Interview: The RBA's shock call, and why they could get 'caught out'

Published Jul 8, 2025, 5:30 PM

Yesterday afternoon, the Reserve Bank board left the official cash rate on hold at 3.85%. A surprise decision given most economists and financial markets expected a reduction of 25 basis points. 

Westpac Chief Economist Lucy Ellis - and former Chief Economist at the Reserve Bank - talks to Sean Aylmer about yesterday's decision, the press conference afterwards, and why she thinks "the RBA is going to get a bit caught out."

Welcome to the Fear and Greed Business Interview. I'm Sean ail May. Yesterday afternoon, the Reserve Bank Board left the official cash rate on hold at three point eighty five percent, a surprise decision given most economists and financial markets expected a reduction of twenty five basis points. In the press conference after the announcement, Governor Michelle Bullock was at pains to explain that the decision didn't mean that the Central Bank is thinking differently about rates. Rather, it's a timing issue to run through yesterday's announcement. I'm joined by Westpac chief Economist Lucy Ellis, who of course used to be the chief economist at the Reserve Bank. Lucy, welcome back to Fear and Greed.

Thanks very much, Shaw, and great to be here.

What do you make of yesterday's decision and the press conference afterwards, well, Sean.

The Reserve Bank Board said in its May Minutes that it wanted to approach policy in a cautious and predictable way, and it has to be said that this week's decision really does err on the side of caution rather than predictability. While they do say that they've got in the next four weeks, you know, a full quarterly CPI and the labor force numbers. It's honestly speaking, not a lot of new information, and nothing that they get in the next little while is really going to change the decision that rates are headed down. So the real question was what are you waiting for? And it does seem that the RBA has gotten itself into a bit of a view that you know, they can't look at the monthly CPI indicator as an indicator of the quarterly I mean, we have two thirds of the information now, and while it is pointed to something as shade above what they were forecasting in May, it's not a big difference. It's like there's nothing they're going to learn in the next five weeks that will change their mind. And so it's almost not a surprise that the decision was split six three, because you know, I think that was a very finely balanced judgment. And you know, the argument to wait was, well, we're waiting because we can, and we're being cautious rather than you know, policy is restrictive. You know, inflation's at target. You know, we don't need to be as restrictive as we were. And I think what was really interesting in the media conferences, they didn't really talk about the stance of policy that much. They didn't highlight that policy was restrictive. But what they did emphasize is, you know, relatively dated information about inflation that was only barely within the band. So they emphasized trim mean inflation year ended March quarter. Well, firstly, we're in July. We have two thirds of the information about June quarter and a year rended calculation. I mean, half of the information is from the middle of last year. So they're using quiet dated information to make that assessment.

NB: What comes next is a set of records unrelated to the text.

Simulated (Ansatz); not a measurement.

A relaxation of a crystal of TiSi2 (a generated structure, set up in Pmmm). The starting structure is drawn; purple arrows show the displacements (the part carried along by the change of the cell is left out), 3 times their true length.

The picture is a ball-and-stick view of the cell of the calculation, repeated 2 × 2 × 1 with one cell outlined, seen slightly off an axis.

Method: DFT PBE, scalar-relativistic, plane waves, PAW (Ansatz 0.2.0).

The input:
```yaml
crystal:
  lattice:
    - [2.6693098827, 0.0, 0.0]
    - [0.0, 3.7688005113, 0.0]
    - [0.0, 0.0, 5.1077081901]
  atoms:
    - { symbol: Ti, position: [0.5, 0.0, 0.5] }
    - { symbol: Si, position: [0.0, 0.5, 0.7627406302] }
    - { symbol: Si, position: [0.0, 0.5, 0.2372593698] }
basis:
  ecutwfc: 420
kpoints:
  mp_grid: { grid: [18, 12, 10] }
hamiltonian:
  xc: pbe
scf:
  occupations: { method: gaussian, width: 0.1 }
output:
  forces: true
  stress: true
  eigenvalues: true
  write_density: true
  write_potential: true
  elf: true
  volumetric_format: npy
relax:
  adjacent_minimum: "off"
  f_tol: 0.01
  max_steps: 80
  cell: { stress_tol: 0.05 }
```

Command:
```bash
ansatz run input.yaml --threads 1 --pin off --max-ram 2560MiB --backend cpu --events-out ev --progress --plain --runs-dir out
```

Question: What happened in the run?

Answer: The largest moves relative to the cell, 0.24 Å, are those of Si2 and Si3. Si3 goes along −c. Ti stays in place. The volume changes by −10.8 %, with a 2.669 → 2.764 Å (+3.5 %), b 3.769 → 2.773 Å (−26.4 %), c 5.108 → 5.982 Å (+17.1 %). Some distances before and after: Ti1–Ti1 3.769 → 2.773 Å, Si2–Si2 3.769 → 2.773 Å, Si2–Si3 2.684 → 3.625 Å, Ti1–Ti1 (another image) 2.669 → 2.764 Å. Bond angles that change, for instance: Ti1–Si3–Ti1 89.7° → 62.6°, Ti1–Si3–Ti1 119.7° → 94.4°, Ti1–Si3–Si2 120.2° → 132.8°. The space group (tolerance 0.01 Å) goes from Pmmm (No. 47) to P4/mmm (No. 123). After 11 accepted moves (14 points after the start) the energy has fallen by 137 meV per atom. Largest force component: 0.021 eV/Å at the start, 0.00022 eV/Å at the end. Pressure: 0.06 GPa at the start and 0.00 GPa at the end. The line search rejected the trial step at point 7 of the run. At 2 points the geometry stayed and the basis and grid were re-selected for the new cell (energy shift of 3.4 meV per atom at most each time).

Do you think there's something going on non economically inasmuch as we have a new Montrey policy setting board, it operates differently to what it did kind of four or five meetings ago. The fact that people are voting. We found out that it was a six to three split decision yesterday. All this information does it just make it harder for the Reserve Bank to kind of know what's going to come out of the meeting before it goes into the meeting, compared to let's say, twelve months ago when you were there. For example.

Look, I think people need to understand that the board were not patsies. They were not a rubber stamp, and it was a misreading of the dynamics of the board and the conduct of the board to assert that they were just a rubber stamp. I mean, these are very distinguished people who are accustomed to making decisions under uncertainty. The assumption that they're just a rubber stamp was false. I mean, you know, why would the staff put up a recommendation that they didn't think they could get up. So I think this one was quite finally balanced, and I do wonder quite what was going on. I mean, I don't think it was the case that, you know, the internal people, you know, the governor, the deputy governor, and the new Secretary of Treasury were the ones who voted for a cut. I think that. I think it was three external members who voted for a cut. It's a bit hard to know that. They'll never reveal that, but that's just my sort of read of how things have played out. But the idea of oh we can wait another five weeks, will you didn't need to what? Like, it's not clear what the confirmation they needed. You know, why are they still not convinced that inflations inside the band and sustainably there, So you know, let's then look at the things that they cite as indicators why they wanted confirmation. You know, they're talking about the recovery and private sector demand growth. Well, we do well expect that, but they have been disappointed by that over recent quarters and have had to revise their consumption growth forecast, their near term consumption growth forecasts down. They're obviously concerned about inflation picking back up again, and particularly about unit labor costs and low productivity. And I thought it was interesting in the media conference after the meeting that the governor talked about a conundrum that inflation was coming down but unit later costs were high. And our view at Westpac Economics is really that what we're seeing there is a central bank that still puts a lot of weight on this sort of unit labor cost idea, on a whole of economy productivity growth concept that isn't actually that important for determining inflation. And this is something we've been talking about for about a year at Westpac Economics, but it is just something that you know, they don't come to their views about the economy lightly. They do put a lot of effort and care and modeling into their view and so they don't change their mind lightly either.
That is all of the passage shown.